The NCAA tournament is always happy to proceed without any representation from Cambridge."

dan, i'll see you're harvard and raise you one caltech. we're smarter than harvard, and we have even less tournament experience, so even though we just won our first conference game in a quarter century, by dan's criteria we are even more qualified than harvard!!! love dan's logic

your favourite sun said...

Northwestern is the only team from a "Big Six" conference to never make the NCAA(even though they hosted the first ever tourney, iirc). They had a good team this year, and they also have high academic standards. Where's Shaughnessy's righteous indignation on their behalf?

cs said...

I hate to bring up something that's been brought up before, but just look at Dan's head shot from that SI column. Gray background, insane "I just struggled with the cops for 4 minutes" hair, disturbing, chilling leer... That's a mug shot of a serial rapist right there.

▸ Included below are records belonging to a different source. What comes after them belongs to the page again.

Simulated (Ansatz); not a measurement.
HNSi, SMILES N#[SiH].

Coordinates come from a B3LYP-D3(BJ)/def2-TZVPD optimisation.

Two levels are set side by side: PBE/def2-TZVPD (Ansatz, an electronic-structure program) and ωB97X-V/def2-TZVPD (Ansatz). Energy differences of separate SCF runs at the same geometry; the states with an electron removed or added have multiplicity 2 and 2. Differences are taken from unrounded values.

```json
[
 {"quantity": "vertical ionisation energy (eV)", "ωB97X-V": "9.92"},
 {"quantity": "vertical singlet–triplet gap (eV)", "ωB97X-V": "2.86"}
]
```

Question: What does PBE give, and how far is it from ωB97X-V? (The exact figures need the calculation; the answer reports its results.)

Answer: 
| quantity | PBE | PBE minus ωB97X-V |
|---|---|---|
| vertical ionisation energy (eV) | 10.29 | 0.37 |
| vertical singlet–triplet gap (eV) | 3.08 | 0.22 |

Isn't there a professional photographer at SI? A 'Hey Dan, why don't we shoot you from a higher angle, but only after you visit the barber and a tanning salon first' professional photographer?

Bengoodfella said...

Sun, that's a good way of looking at it. I watch the NIT as well and generally the team that wins the NIT I look at them and say they probably deserved to be in the NCAA Tournament. I think Dan is just bitter. There is no good indignation for Northwestern, who I believe beat BC a couple of days ago, because they aren't from Massachusetts.

Arjun, you are right. Using Cornell's success as a reason for why Harvard deserved a bid is flawed. The ACC has 3 teams in the Sweet 16 and the Big East has 2. That doesn't mean more ACC teams should have gotten in.

I'd love to see CalTech make it. They could play the #16 seed in a First Four game.

CS, it is disturbing isn't it? I feel like that is the photo that gets taken after he is caught hiding in a trash dumpster in the alley.

I think Dan likes his hair. It makes him the CHB like Carl Everett said.

rich said...

Ivy league basketball is one of the most painful things to watch, it's even worse in person. Sitting in the Palestra watching kids brick half their shots and airball the other half was painful.

Lets put the history of ivy basketball in perspective. Penn made the Final Four in 1979. Princeton did it in 1965, but yes, it's absolutely necessary to let Harvard in.

Hell, lets count Dartmouth's two trips to the final four when only 16 teams made the tournament. Sure it was 70 years ago, but damnit we need Harvahd in the tourny!

Lets also conveniently forget that before last year, the Ivy league teams were getting blown out every year. Clearly last year was the rule and everything else in the past decade was a fluke.

Other teams with Final Four appearances include Jacksonville, St. Boneventure and Wyoming. Maybe FF appearances aren't such a good metric.

However, I take serious offense to one part of this article:

Then they can go back to inventing Facebook and sending those twin rowers to the Olympics.

1. Saying Facebook was "invented" is incredibly asinine. You can't "invent" a business.
2. Harvard has produced Nobel prize winners, I'd think their contributions are slightly more valuable to the world than fucking Facebook.
3. Every school on the face of the planet has famous alumni. For example, lets look at Colorado. Trey Parker ("inventor" of Southpark) and Steve Wozniak ("co-inventor" of Apple) both attended CU. Didn't hear anybody drop their names in the "CU should've gotten in" articles.

For someone who didn't even attend Harvard Dan certainly is proud of the school's accomplishments...

Bengoodfella said...

Rich, yeah Dan thinks it makes a ton of sense to ignore the Ivy League's history in the past to say why Harvard should get in. He has to go around the entire point that Harvard didn't have a good enough resume to get in this year.

Facebook=Nobel Prize winners. Advantage social networking. If it wasn't important, would they have made a movie about it?

Maybe Dan always wanted to go to Harvard...

Arjun Chandrasekhar said...

good point - dan is taking a lot of pride in accomplishments that he wasn't a part of in any way. not only does the facebook argument fail in any way to support his original point at all, it couldn't possibly be more douchey or elitist. "we're boston, and if you have the gall to not include every single boston team in then i'll play the harvard card, because we in boston are better than you are!!!"

lol and ben caltech's not actually division I; i'm just pointing out that dan's criteria are so flawed that you could use them to justify selecting a team with a 300 game conference losing streak. i would love to see it to though :)

Bengoodfella said...

I'm not even sure Dan has criteria. He thought it would be a neat-o story for Harvard to be included and then tried to cook up a half-brained idea on how to do this.